Does not return the history of data loaded using Snowpipe -> use COPY_HISTORY

### COPY_HISTORY view

Displays load activity for both COPY INTO <table> statements and continuous data loading using Snowpipe.


### PIPE_USAGE_HISTORY view

The view displays the history of data loaded and credits billed for your entire Snowflake account.

### METERING_HISTORY view

Return the hourly credit usage for an account within the last 365 days (1 year).
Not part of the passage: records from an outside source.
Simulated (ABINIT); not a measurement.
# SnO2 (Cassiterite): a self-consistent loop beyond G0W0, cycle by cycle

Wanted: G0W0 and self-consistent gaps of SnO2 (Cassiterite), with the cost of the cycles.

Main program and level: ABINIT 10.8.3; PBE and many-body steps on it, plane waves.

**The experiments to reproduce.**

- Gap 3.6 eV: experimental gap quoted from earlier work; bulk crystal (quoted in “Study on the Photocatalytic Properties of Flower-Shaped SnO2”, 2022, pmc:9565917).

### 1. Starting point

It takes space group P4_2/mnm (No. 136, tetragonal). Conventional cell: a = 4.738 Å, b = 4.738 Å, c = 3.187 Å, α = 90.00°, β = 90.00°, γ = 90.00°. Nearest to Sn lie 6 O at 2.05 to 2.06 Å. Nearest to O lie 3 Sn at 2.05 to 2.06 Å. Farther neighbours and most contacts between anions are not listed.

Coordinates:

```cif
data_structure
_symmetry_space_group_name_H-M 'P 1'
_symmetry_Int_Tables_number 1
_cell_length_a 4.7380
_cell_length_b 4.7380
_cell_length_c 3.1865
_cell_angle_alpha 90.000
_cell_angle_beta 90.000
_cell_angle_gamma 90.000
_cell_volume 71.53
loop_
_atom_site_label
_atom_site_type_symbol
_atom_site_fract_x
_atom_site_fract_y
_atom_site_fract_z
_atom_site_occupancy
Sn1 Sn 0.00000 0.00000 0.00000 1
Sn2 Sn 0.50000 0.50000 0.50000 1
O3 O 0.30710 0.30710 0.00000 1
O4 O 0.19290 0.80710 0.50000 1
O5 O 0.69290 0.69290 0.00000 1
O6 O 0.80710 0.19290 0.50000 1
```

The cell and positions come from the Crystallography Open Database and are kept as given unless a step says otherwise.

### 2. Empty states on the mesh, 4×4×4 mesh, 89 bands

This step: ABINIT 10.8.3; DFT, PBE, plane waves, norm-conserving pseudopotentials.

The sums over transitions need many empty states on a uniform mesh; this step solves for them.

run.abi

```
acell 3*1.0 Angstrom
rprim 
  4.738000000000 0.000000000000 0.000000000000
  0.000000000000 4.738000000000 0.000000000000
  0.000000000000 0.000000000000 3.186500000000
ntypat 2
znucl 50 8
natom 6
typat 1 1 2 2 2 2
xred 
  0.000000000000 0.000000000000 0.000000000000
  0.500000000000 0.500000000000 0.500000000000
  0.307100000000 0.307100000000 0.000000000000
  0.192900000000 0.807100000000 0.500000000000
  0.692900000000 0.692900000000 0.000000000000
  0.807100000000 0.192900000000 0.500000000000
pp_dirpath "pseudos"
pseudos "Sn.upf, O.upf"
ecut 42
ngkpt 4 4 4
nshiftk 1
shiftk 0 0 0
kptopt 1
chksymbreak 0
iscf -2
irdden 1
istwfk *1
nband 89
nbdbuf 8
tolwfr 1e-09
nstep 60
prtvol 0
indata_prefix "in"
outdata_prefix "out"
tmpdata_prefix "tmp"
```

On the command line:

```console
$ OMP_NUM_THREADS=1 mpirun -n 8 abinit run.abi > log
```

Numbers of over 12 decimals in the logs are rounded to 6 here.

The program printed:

### WAREHOUSE_METERING_HISTORY view

Hourly credit usage for a single warehouse (or all the warehouses in your account) within the last 365 days (1 year).

### QUERY_HISTORY view

Query Snowflake query history by various dimensions (time range, session, user, warehouse, and so on) within the last 365 days (1 year)

### LOGIN_HISTORY view

Query login attempts by Snowflake users within the last 365 days (1 year).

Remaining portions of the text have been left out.